Convolutional Neural Network with PyTorch¶
Run Jupyter Notebook
You can run the code for this section in this jupyter notebook link.
About Convolutional Neural Network¶
Transition From Feedforward Neural Network¶
Hidden Layer Feedforward Neural Network¶
Recap of FNN
So let's do a recap of what we covered in the Feedforward Neural Network (FNN) section using a simple FNN with 1 hidden layer (a pair of affine function and non-linear function)
- [Yellow box] Pass input into an affine function \(\boldsymbol{y} = A\boldsymbol{x} + \boldsymbol{b}\)
- [Pink box] Pass logits to non-linear function, for example sigmoid, tanh (hyperbolic tangent), ReLU, or LeakyReLU
- [Blue box] Pass output of non-linear function to another affine function
- [Red box] Pass output of final affine function to softmax function to get our probability distribution over K classes
- [Purple box] Finally we can get our loss by using our cross entropy function
Basic Convolutional Neural Network (CNN)¶
- A basic CNN just requires 2 additional layers!
- Convolution and pooling layers before our feedforward neural network
Fully Connected (FC) Layer
A layer with an affine function & non-linear function is called a Fully Connected (FC) layer
One Convolutional Layer: High Level View¶
One Convolutional Layer: High Level View Summary¶
- As the kernel is sliding/convolving across the image \(\rightarrow\) 2 operations done per patch
- Element-wise multiplication
- Summation
- More kernels \(=\) more feature map channels
- Can capture more information about the input
Multiple Convolutional Layers: High Level View¶
Pooling Layer: High Level View¶
- 2 Common Types
- Max Pooling
- Average Pooling
Multiple Pooling Layers: High Level View¶
Padding¶
Padding Summary¶
- Valid Padding (No Padding)
- Output size < Input Size
- Same Padding (Zero Padding)
- Output size = Input Size
Dimension Calculations¶
- \(O = \frac {W - K + 2P}{S} + 1\)
- \(O\): output height/length
- \(W\): input height/length
- \(K\): filter size (kernel size)
- \(P\): padding
- \(P = \frac{K - 1}{2}\)
- \(S\): stride
Example 1: Output Dimension Calculation for Valid Padding¶
- \(W = 4\)
- \(K = 3\)
- \(P = 0\)
- \(S = 1\)
- \(O = \frac {4 - 3 + 2*0}{1} + 1 = \frac {1}{1} + 1 = 1 + 1 = 2\)

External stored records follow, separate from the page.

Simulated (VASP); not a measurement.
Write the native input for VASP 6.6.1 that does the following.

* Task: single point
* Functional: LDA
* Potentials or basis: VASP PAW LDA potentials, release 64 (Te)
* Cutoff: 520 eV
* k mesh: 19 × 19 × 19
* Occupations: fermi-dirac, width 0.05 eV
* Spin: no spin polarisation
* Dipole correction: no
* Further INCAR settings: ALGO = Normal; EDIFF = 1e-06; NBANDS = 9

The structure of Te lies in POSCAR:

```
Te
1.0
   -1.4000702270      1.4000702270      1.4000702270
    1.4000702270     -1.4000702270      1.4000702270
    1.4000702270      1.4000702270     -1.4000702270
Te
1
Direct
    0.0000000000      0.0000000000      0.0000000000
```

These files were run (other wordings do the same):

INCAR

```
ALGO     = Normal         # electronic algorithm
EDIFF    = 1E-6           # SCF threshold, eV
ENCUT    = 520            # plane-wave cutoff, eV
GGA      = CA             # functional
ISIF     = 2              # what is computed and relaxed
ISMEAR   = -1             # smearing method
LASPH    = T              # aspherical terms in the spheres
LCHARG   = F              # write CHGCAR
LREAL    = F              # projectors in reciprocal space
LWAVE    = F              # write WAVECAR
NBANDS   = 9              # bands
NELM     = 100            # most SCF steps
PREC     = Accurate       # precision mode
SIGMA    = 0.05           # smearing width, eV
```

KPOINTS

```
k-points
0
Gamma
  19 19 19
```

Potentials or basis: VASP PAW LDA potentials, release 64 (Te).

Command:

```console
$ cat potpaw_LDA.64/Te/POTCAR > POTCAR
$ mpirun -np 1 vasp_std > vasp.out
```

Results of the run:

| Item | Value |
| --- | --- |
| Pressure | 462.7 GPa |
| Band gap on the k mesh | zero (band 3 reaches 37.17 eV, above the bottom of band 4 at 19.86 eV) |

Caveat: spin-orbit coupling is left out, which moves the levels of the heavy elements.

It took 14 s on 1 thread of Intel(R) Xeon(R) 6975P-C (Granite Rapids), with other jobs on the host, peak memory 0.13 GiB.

Example 2: Output Dimension Calculation for Same Padding¶
- \(W = 5\)
- \(K = 3\)
- \(P = \frac{3 - 1}{2} = \frac{2}{2} = 1\)
- \(S = 1\)
- \(O = \frac {5 - 3 + 2*1}{1} + 1 = \frac {4}{1} + 1 = 5\)
Building a Convolutional Neural Network with PyTorch¶
Model A:¶
- 2 Convolutional Layers
- Same Padding (same output size)
- 2 Max Pooling Layers
- 1 Fully Connected Layer
Steps¶
- Step 1: Load Dataset
- Step 2: Make Dataset Iterable
- Step 3: Create Model Class
- Step 4: Instantiate Model Class
- Step 5: Instantiate Loss Class
- Step 6: Instantiate Optimizer Class
- Step 7: Train Model
Step 1: Loading MNIST Train Dataset¶
Images from 1 to 9
MNIST Dataset and Size of Training Dataset (Excluding Labels)
import torch
import torch.nn as nn
import torchvision.transforms as transforms
import torchvision.datasets as dsets
train_dataset = dsets.MNIST(root='./data',
train=True,
transform=transforms.ToTensor(),
download=True)
test_dataset = dsets.MNIST(root='./data',
train=False,
transform=transforms.ToTensor())
print(train_dataset.train_data.size())
torch.Size([60000, 28, 28])
Size of our training dataset labels
print(train_dataset.train_labels.size())
torch.Size([60000])
Size of our testing dataset (excluding labels)
print(test_dataset.test_data.size())
torch.Size([10000, 28, 28])
Size of our testing dataset labels
print(test_dataset.test_labels.size())
torch.Size([10000])
Step 2: Make Dataset Iterable¶
Load Dataset into Dataloader
batch_size = 100
n_iters = 3000
num_epochs = n_iters / (len(train_dataset) / batch_size)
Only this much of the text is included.